Subgroup community posts [Probeaufgabe]

Issue #1928 resolved
Daniel Zoller created an issue

E.g. for conference proceedings it would be nice to list all papers that appeared in the proceedings. Please add a option to subgroup community posts (~ this community post appeared in the other community post).

Comments (11)

  1. Robert Jäschke
    1. Are you referring to community posts?
    2. Already BibTeX supports a solution for that: the crossref field. Of course, BibSonomy also supports that field. A first step would be to add links to posts which are using that field.
    3. For the full functionality the crossref field likely is not sufficient, since
      • it is intended for BibTeX and therefore, is using the BibTeX key to reference other resources (we would need the inter hash, though)
      • it is not indexed in the database, therefore getting all publications of a conference would be difficult
    4. A solution could be to add a separate part of column (including appropriate indexes) to the community posts table.
  2. Daniel Zoller reporter

    to 1. yes, but when i integrated them, they were called gold standards :)

    to 2. - 4. I think we should not use the crossref because of the reasons you mentioned. We could add a separate column to the community table because of the absence of data, but we could also use the table that currently stores the references and add there a column. Then the resulting table would store any relation between two community posts (a more general table). Of course, we should rename the table then.

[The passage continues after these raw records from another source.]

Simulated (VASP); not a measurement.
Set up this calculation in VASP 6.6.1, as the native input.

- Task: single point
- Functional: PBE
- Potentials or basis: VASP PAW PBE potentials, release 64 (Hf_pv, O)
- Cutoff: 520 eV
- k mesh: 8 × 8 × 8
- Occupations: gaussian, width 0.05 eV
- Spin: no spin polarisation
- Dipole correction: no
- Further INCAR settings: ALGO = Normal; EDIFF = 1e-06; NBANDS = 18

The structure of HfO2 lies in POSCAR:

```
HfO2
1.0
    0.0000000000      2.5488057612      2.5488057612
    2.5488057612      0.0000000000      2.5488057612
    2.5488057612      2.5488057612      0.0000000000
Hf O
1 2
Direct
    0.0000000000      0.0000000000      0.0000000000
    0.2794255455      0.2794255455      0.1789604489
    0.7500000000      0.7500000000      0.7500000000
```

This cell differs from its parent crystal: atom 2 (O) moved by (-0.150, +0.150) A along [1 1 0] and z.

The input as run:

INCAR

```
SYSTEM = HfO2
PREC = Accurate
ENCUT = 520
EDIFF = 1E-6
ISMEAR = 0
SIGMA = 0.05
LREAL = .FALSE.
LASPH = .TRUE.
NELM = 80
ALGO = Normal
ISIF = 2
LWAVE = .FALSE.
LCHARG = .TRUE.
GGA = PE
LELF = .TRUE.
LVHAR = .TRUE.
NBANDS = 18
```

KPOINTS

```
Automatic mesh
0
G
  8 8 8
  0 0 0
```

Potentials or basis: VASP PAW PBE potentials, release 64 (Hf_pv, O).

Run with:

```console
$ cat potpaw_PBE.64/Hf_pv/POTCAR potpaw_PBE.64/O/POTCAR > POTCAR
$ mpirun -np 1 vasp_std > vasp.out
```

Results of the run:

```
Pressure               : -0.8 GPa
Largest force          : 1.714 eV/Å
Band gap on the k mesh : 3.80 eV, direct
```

  3. Former user Account Deleted

    why only for community posts? I thought about an automatically calculated hashcode of the proceedings/journal string as a journal/proceedings entity-id for establishing the links. The hashcode could be calculated from the plain string after stopword-removal and applying common abbreviations in titles (see comment on #121). The link could also be stored in a separate table (content_id, journal_hash) if the db-update is too slow. For the purpose of displaying the sub-publication entries on the publication details page, searches are probably sufficiently efficient using joins as well.